Building Real-Time Streaming Data Pipelines With AWS Kinesis

Khanjanmarthak
Simform Engineering
10 min readMay 15, 2023

Enable your data to flow like a river with AWS Kinesis.

Imagine if you had a solution to produce and process massive amounts of data in real-time. By massive data, I mean the humongous data generated by millions of devices and applications across the globe. That’s exactly what Amazon Kinesis Services is designed to do — to provide a scalable and reliable platform for ingesting, processing, and analyzing streaming data in real time.

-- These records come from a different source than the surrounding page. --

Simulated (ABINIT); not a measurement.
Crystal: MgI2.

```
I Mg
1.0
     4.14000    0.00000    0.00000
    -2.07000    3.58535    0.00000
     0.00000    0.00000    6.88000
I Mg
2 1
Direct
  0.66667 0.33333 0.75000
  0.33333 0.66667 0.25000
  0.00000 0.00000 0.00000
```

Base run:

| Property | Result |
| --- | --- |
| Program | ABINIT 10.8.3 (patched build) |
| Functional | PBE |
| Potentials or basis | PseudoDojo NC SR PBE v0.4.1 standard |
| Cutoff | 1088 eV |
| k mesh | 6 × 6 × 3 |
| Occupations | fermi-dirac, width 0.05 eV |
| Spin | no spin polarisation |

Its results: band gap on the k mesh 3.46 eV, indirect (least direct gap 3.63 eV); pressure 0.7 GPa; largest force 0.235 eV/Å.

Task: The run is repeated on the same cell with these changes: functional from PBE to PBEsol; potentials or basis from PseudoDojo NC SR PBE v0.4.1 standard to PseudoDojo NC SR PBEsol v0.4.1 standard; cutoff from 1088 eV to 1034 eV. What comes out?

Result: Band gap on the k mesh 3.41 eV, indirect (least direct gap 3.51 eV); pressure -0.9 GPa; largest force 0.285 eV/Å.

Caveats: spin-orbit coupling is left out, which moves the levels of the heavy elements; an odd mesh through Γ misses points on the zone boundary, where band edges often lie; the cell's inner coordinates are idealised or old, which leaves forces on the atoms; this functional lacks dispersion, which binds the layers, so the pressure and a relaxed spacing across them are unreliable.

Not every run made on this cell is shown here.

With this scalable and dependable platform, you can tap into the true potential of your data and get actionable insights faster than ever. Whether you’re dealing with clickstreams, sensor data, or social media feeds, Amazon Kinesis Services makes it easy to process data on the fly, so you can make real-time decisions and stay ahead of the curve.

Amazon Kinesis Services

Amazon Kinesis Services is a suite of services provided by AWS for easy extraction and processing of data. Here are the major services that make up Amazon Kinesis Services.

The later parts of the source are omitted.